Skip to content

Introduction

MLOps is your one-stop-shop for machine learning. We put focus on creating business value through data science by allowing for quick, KPI-oriented, iterations. Like you know, the machine learning process from data discovery to deployment is a waterfall process with a, usually huge, iterative cycle mid-way. In MLOps, we optimize for smoothness, transparency and speed in this waterfall process.

Create a project

In MLOps, to help you stay focused on the business problem at hand, everything revolves around projects. For each Project you can set one, and only one, KPI. Let's call it the projects star metric. You can of course measure your models by many more metrics during training, but star metric is how you are going to evaluate models against each other in terms of project achievement, keeping everyone aligned on what matters.

Import data

Head over to Datasources in the console. We define a datasource as any data that is already existing on your AWS account. Currently, we only support structured data in most formats (parquet, avro, orc, csv, json, xml), basically anything that Spark can ingest. We are however very pro-binary, and you will see that there are some features that are only supported if you use parquet, which is what we recommend for all datasources and datasets.

Note

Currently we define a datasource as any structured dataset with the same schema. This means that if you for example have labels in one file and data in another, you should create two separate datasources.

Note

If your datasource for some reason fails to get classified (no schema, records, classification etc) you can still use the data in your Spark scripts by calling the method read_undiscovered() in your initiated SparkProcessor.

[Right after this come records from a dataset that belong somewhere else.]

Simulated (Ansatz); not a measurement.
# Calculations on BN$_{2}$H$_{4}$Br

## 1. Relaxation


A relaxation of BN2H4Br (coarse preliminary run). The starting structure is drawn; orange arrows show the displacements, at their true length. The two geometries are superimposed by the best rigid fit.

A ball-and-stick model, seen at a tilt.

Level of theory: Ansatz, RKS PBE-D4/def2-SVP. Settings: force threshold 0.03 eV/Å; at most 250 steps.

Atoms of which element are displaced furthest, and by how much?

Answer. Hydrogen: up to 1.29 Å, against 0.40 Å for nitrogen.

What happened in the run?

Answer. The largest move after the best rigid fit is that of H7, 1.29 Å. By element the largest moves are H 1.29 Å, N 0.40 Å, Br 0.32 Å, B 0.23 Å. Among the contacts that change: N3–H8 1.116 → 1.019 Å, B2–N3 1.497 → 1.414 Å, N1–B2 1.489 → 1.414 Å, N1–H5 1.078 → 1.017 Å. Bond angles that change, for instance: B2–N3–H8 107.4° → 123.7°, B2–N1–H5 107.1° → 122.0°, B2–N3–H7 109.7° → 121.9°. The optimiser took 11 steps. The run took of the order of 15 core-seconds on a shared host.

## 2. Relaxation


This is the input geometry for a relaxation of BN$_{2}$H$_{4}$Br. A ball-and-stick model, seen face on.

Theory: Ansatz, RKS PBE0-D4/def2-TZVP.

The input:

When you create a new Datasource, we will run Glue Crawlers and some extra Lambdas to catalogue your data, calculate statistics, and start versioning it. From this point on, whenever new data arrives it will be automatically processed and available to you in the platform.

Process data

This is where the iterations begin. MLOps is strongly for testing many hypotheses, learning by increments. Currently, we support building datasets in PySpark, and Scikit/Pandas processing soon to come for smaller datasets.
When building datasets, you have the option of joining multiple Datasources or reading directly from S3 resources.

Using the SDK

You can and should utilize the MLOps SDK for reading and writing data, as this assures the data is versioned and partitions etc. are automatically recognized as the dataset grows over time. The SDK also assures that when you write it to disk, it will be ready for ML training at the next stage. The SDK is available by default in all your processing jobs and can be imported with import mlops, or more specifically for PySpark processing, you want to initiate an instance of mlops.spark.SparkPreprocessing().

Building datasets

In machine learning, data is everything. As you know, there are many combinations of features to try with most datasets. It can therefor be beneficial to create datasets using only subsets of the total dataset until your confidence is large enough that the features+algorithm combination is a winner. In the dialog of creating datasets, you can create an arbitrary amount of smaller batches of your dataset by putting in an array like 0.1, 0.3, 0.8, 1.0, which in this case would create randomly sampled datasets of 10 %, 30 %, 80 % and 100 %.

Train models

Training models in MLOps is easy. Start off by choosing a subset from any of your produced datasets (might be good to start with a smaller batch before you know your features are superb), and then continue with selecting whether or not to run a hyperparameter tuning job or just a one-off.
MLOps currently supports TensorFlow training, with Scikit and PyTorch soon to come. As with data preprocessing, you are expected to use the MLOps SDK for reading, passing hyperparameters, using callbacks, predicting and saving models. This way, we keep everything versioned and readily available for you in the console.

Using the SDK

The SDK comes with some neat features that aims to remove all the hustle around making production ready model training. If you are training your model on a dataset that contains all three dataset splits [train, validation test], the your data will be loaded and ready in mlops.{split}_data and mlops.{split}_labels an numpy matrices.
Your hyperparameters will all be available under mlops.hyperparameters['my_parameter'] no matter if you are running hyperparameter tuning or not.
Finally, we expect you to use the mlops.callback during your training in order to log metrics back to the console. This way, it's easy for you to observe and compare your results at scale together with your colleagues.

Deploy

When deploying models you can currently choose from two different options: hosted endpoint or batch inference.

Note

A hosted endpoint is active until you delete it and will cost money during all the time it is active.

Batch inference

When using batch inference, you set a schedule for when you want the pipeline (preprocessing + inference) to occur accourding to Cron standards. At the trigger time, MLOps will look if there is any new data that has not yet been processed, transform it, run inference against the model and then output the data to a designated S3 bucket or DynamoDB table.